Although families are, understandably, tightening their purse strings in the run up to Christmas, the predicted ‘Bleak Friday’ brought some Christmas cheer for shopping centres in particular, confirmed retail analysts Springboard.

The results for the period up to noon on Friday November 25 showed that footfall across all UK retail destinations was 7.3% higher than the previous Friday.Shopping centres appeared to be the winners, with footfall 13.9% higher than the previous week.

“Footfall is higher than last year too –  up 4.6% above Black Friday 2021 – across all destinations, but 8% higher in high streets, despite the 4.2% increase in footfall from the previous week not being as great as that in shopping centres,” explained Diane Wehrle, insights director at Springboard.

She  continued: “Shoppers were heading to large city centres rather than smaller high streets, with footfall in central London 11.1% higher than the previous week, and 7.7% higher in city centres across the UK compared with a drop in footfall from the previous week, which was 3.2% lower in market towns.

She added that the footfall data demonstrated that while trading conditions are challenging, Black Friday was “certainly not a disaster.”

Above: Black Friday was seen as a success this year, as shoppers looked for bargains.
Above: Black Friday was seen as a success this year, as shoppers looked for bargains.
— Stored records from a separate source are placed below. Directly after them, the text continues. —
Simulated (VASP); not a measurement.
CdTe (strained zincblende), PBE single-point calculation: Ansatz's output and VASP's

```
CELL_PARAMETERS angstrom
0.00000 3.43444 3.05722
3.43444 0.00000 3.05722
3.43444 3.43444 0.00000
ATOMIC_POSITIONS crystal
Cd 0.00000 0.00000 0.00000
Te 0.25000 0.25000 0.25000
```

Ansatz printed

Nevertheless, according to a joint survey by shop local platform, Shopappy, and small business free publicity platform Newspage, almost three quarters (73%) of independent retailers said that Black Friday is bad for business and loses them sales, as people are drawn to global or UK retail giants promising significant discounts,

The survey, of 1000 independent retailers based around the UK, also revealed that eight in 10 (81%) respondents said Black Friday put pressure on them to lower their prices to remain competitive, at a time when margins and profits are already down due to the cost of living crisis and soaring inflation and energy bills.

Unsurprisingly, nine in ten (89%) survey respondents said they would like to see the annual shopping event removed from the UK calendar altogether, with one describing it as an ‘annual kick in the teeth for small independent retail businesses.”

However, some retailers see Black Friday as a “necessary evil”, something they “begrudgingly” embrace in an effort to drive quick sales.

Top: Central London saw increased footfall on Black Friday.